Quick tracing with my dummy benchmark mostly shows
vfree_atomic() -> drain_vmap_work()
but pretty much any vfree() / kvfree_rcu() from the housekeeping CPUs can get us that IPI.
On Tue, 10 Dec 2024 14:53:36 +0100 Valentin Schneider vschneid@redhat.com wrote:
On 09/12/24 15:42, Petr Tesarik wrote:
On Mon, 9 Dec 2024 13:12:49 +0100 Peter Zijlstra peterz@infradead.org wrote:
On Mon, Dec 09, 2024 at 01:04:43PM +0100, Valentin Schneider wrote:
But I wonder what exactly was the original scenario encountered by Valentin. I mean, if TLB entry invalidations were necessary to sync changes to kernel text after flipping a static branch, then it might be less overhead to make a list of affected pages and call INVLPG on them.
No; TLB is not involved with text patching (on x86).
Valentin, do you happen to know?
So from my experimentation (hackbench + kernel compilation on housekeeping CPUs, dummy while(1) userspace loop on isolated CPUs), the TLB flushes only occurred from vunmap() - mainly from all the hackbench threads coming and going.

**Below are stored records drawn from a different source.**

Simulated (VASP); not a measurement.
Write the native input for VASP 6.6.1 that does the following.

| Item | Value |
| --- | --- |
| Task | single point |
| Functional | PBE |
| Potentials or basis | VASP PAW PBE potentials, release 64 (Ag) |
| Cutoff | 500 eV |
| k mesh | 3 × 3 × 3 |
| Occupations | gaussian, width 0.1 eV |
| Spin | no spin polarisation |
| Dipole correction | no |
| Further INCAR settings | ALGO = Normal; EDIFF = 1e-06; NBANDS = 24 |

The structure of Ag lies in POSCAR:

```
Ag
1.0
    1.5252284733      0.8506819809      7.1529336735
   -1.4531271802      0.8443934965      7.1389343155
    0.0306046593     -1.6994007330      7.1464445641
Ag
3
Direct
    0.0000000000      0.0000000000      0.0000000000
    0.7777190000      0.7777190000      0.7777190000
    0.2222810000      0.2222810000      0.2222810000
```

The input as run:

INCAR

Right, we have virtually mapped stacks.
Wait... Are you talking about the kernel stac? But that's only 4 pages (or 8 pages with KASAN), so that should be easily handled with INVLPG. No CR4 dances are needed for that.
What am I missing?
So the gist of the IPI deferral thing is to coalesce IPI callbacks into a single flag value that is read & acted on upon kernel entry. Freeing a task's kernel stack is not the only thing that can issue a vunmap(), so
Thank you for confirming it's not the kernel stack. Peter's remark left me a little confused.
instead of tracking all the pages affected by the unmap (which is potentially an ever-growing memory leak as long as no kernel entry happens on the isolated CPUs), we just flush everything.
Yes, this makes some sense. Of course, there is no way to avoid the cost; we can only defer it to a "more suitable" point in time, and current low-latency requirements make kernel entry better than IPI. It is at least more predictable (as long as device interrupts are routed to other CPUs).
I have looked into ways to reduce the number of page faults _after_ flushing the TLB. FWIW if we decide to track to-be-flushed pages, we only need an array of tlb_single_page_flush_ceiling pages. If there are more, flushing the entire TLB is believed to be cheaper. That is, I merely suggest to use the same logic which is already implemented by flush_tlb_kernel_range().
Anyway, since there is no easy trick, let's leave the discussion for a later optimization. I definitely do not want to block progress on this patch series.
Thanks for all your input!
Petr T
On Mon, 09 Dec 2024 13:04:43 +0100 Valentin Schneider vschneid@redhat.com wrote:
On 05/12/24 18:31, Petr Tesarik wrote:
On Thu, 21 Nov 2024 16:30:16 +0100 Peter Zijlstra peterz@infradead.org wrote:
On Thu, Nov 21, 2024 at 07:07:44AM -0800, Dave Hansen wrote:
On 11/21/24 03:12, Peter Zijlstra wrote:
I see e.g. ds_clear_cea() clears PTEs that can have the _PAGE_GLOBAL flag, and it correctly uses the non-deferrable flush_tlb_kernel_range().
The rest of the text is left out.